Posted at 1:59 PM, Apr 29, 2019
and last updated 2019-04-29 16:37:54-04

BATON ROUGE, La. (AP) – A bid to lessen the local government influence that Gov. John Bel Edwards added to a lucrative Louisiana property tax break program for manufacturers narrowly advanced Monday to the full House for debate.

The 80-year-old Industrial Tax Exemption Program, which gives approved manufacturing facilities an exemption from paying local property taxes for up to 10 years, has become a flashpoint in disagreements between the Democratic governor and business groups.

The House commerce committee voted 8-7 to send a proposal, by Republican Rep. Rick Edmonds of Baton Rouge, to reduce local government decision-making in the awarding of the tax breaks to the House floor.

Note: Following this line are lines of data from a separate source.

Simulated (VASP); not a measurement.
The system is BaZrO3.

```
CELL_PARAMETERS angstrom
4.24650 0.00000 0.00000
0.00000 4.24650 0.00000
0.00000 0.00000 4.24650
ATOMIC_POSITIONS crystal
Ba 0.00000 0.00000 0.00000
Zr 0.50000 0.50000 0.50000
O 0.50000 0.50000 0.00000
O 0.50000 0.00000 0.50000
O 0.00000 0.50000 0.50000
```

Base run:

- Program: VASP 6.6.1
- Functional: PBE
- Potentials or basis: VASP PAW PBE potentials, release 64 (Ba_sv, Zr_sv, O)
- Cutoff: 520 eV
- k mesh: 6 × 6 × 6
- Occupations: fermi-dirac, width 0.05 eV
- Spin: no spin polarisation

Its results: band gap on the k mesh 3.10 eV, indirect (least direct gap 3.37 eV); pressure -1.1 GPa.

Edwards opposes the measure, which is backed by the Louisiana Association of Business and Industry and the Louisiana Chemical Association.

After taking office in 2016, Edwards tied the property tax breaks to job creation and retention and gave local government a say in whether exemptions are issued, amid criticism that the program represented a corporate giveaway.

New applicants can receive up to an 80 percent exemption from property taxes for two five-year terms. Parish councils, police juries, sheriffs and school boards help determine the fate of tax breaks since the lost property tax dollars would otherwise flow to their coffers for operations.

Business groups have criticized the local approval process as confusing, complicated and damaging to economic development in a state with an already difficult-to-navigate tax structure.

Edmonds’ legislation would create a three-person board – including the sheriff, school board president and head of the municipal authority – to review tax break applications, rather than the larger local government bodies.

Edmonds said the change would streamline the approval process and ensure that local government officials have a voice.

“I don’t want to see us not be a business friendly state,” he said.

Opponents, including the associations representing police juries and school boards, said the newly created review boards would not offer enough local input. Some lawmakers who voted against the legislation said having three people decide would not adequately represent diverging viewpoints on school boards and parish councils.

“My constituents back home want a bigger voice,” said Sulphur Rep. Stuart Moss, a Republican whose region of the state has many of the high-dollar industrial projects that have received the property tax breaks.

Edwards’ chief lawyer, Matthew Block, said since Edwards’ changes and the local approval process went into effect, most applications still have received approval. The Edwards administration says 39 other states have similar property tax exemption programs requiring local resolutions of support.

Amid concern the new review boards created under Edmonds’ legislation would circumvent Louisiana’s open meetings law, Republican Rep. Stephanie Hilferty of New Orleans added a requirement that the three-person body hold a public meeting to make its recommendation on a tax break application.